Are the norms $\|\cdot\|_1$ and $\|\cdot\|$ equivalent?

Question

Let $\|x\|_1=\sum_{n=1}^{\infty}|x_n|$ is a norm for $\ell^1$, suppose $x=\{x_n\}\in\ell^1$ and $\|x\|=\sup|\sum_{k=1}^{n}x_k|$.

Are the norms $\|\cdot\|_1$ and $\|\cdot\|$ equivalent?

Answer 1

As the sequence $\sum_{n=1}^N |x_n|$ is monotone increasing (since $|x_n|\geq 0$) they are in fact equal.

EDIT: For the modified question: This new norm is not equivalent to $||-||_1$. Take for example the sequence $x^l=(\frac{1}{2^l},-\frac{1}{2^l},\frac{1}{2^l},\cdots,-\frac{1}{2^l},0,0,0,\cdots)$ (there are $2^l$ non zero terms). Then $||x^l||_1=1$ and $||x^l||=\frac{1}{2^l}$. So $x^l$ converges to $0$ for $||-||$ but does not converge to $0$ for $||-||_1$.

Answer 2

It's not clear to me what you mean by $\sup \sum_{n=1}^n \|x_n\|$.

If you mean $\sup_n |x_n|$, then consider the following:

Let $x(N)$ be the sequence in $\ell_1$ which starts with $N$ 1's and is 0 thereafter. So $x(N)_n=1$ for $n\leq N$ and $x(N)_n=0$ for $n>N$.

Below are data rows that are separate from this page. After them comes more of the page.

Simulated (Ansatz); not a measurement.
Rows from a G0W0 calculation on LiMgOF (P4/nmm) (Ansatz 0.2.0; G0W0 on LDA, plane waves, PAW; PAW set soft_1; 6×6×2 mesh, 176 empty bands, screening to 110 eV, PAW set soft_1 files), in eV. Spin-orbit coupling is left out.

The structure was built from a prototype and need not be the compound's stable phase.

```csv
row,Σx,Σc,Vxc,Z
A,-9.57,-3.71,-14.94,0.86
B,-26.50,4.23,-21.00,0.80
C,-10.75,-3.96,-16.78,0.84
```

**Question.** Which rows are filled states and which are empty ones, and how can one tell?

Then $\|x(N)\|_1=N$ but $\|x(N)\|_\infty =1$.

So the two norms are not equivalent.

If you mean $\sup_N \sum_{n=1}^N |x_n|$, then (as Quimey says in his answer) this is $\sum_{n=1}^\infty |x_n|$ and so the two norms are equal.